The named person has to be killed because there is simply too much at stake to risk. After all, these men aren’t running a charity and you can forget all the loving death notices in the newspaper. There were pages of death notices for Mark Moran and Alphonse Gangitano. Many of the mourners were sincere but there were as many who were as happy to see them dead.

Tears mean nothing when they are insincere. Even real tears can conceal a murderer. The deep thinkers who put Mad Charlie off still miss him greatly, but sometimes things have to be done. The sentimental gangster will die or spend his life in jail. Only the cool heads and the cold hearted survive.

None of these men really trust each other. The game is so easy it is almost child psychology. Add the use of cocaine to this mix and the psychology of fear, using death, paranoia and disinformation, is damn near foolproof.

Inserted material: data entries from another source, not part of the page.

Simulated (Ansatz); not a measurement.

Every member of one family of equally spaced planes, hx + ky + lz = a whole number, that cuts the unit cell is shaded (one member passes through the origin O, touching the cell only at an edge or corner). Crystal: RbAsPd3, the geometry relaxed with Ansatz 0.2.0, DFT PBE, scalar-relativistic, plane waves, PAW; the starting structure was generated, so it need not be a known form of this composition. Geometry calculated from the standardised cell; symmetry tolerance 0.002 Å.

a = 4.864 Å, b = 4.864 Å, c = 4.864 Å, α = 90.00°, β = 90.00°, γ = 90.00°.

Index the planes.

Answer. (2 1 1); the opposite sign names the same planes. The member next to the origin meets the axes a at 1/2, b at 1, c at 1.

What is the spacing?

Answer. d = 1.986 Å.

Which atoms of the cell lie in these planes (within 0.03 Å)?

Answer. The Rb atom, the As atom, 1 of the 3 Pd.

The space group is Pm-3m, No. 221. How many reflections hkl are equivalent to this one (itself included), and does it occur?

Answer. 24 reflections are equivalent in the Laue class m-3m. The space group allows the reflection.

The enemy simply cannot afford not to take action – they have too much to lose. Fortunes, friends and family. The more you have, the more frightened you become of losing. There is an old saying that property makes cowards of us all. It’s true, even in the criminal world. The up-and-coming gangster is the most dangerous because he has nothing to lose. Once he has made a mark, settled down with a family and begun raking in the cash, he is terrified. Frightened someone will target him, take his spot, take his money, tell the cops, and ruin his party. Most of the time he is right.

In that world, you can’t afford to let a man live just because he might be a good bloke and might not be an informer. Might not means that he also might be. Only death will make sure he isn’t. Simple as that. You are the Weakest Link – bang! It takes the guess out of the guessing game.

We are riding the surf now, dear reader. Are you standing up yet, or have you lost your balance and fallen in? Be careful, the sharks are everywhere, and not just in the water.

It is also true that most of the top drug criminals in Melbourne and Sydney have some form of relationship with some police. So it is not hard to convince a paranoid drug boss that so and so is an informer because he thinks to himself, ‘Well, I’ve got my police that I talk to, why should he be the odd man out.’

The fire is already set, you just have to find the right match. It’s simply a matter of knowing thy enemy and know him very well. Are you seeing now how the original list of 60 men to be killed over a 15 to 20 year period wasn’t really so far-fetched at all?

Think of the murders that remain unsolved. Freddie the Frog lost half his head in the docks back in the 1950s. His mate, Big Normie, fell out of the sky not long after. The Ferret went swimming in his Valiant. It wasn’t roadworthy, or sea worthy. Painters and Dockers painted themselves into dark corners, drug dealers went on missing lists and crooks retired into shallow graves. The police didn’t try too hard. Many thought the crims got their right whack. The coppers, meanwhile, were trying to solve murders of innocent people. When they deal with crims who either won’t talk or talk bullshit, they lose interest pretty quickly. In fact, in the light of the psychology used, I think 60 was quite modest.

*

LET us now return to 12 November, 1979, and a man by the name of Raymond Patrick Chuck, head of the crew that carried out the Great Bookie Robbery on the Victorian Club in Queen Street on 26th April, 1976. The papers said between $1 and $12 million was believed taken. I have always believed it was $6 million but some very good judges, who know how much bookies were holding and how much they owed, calculate that it was a bit less than that. In any case, it was still plenty of money for those days, so who’s counting?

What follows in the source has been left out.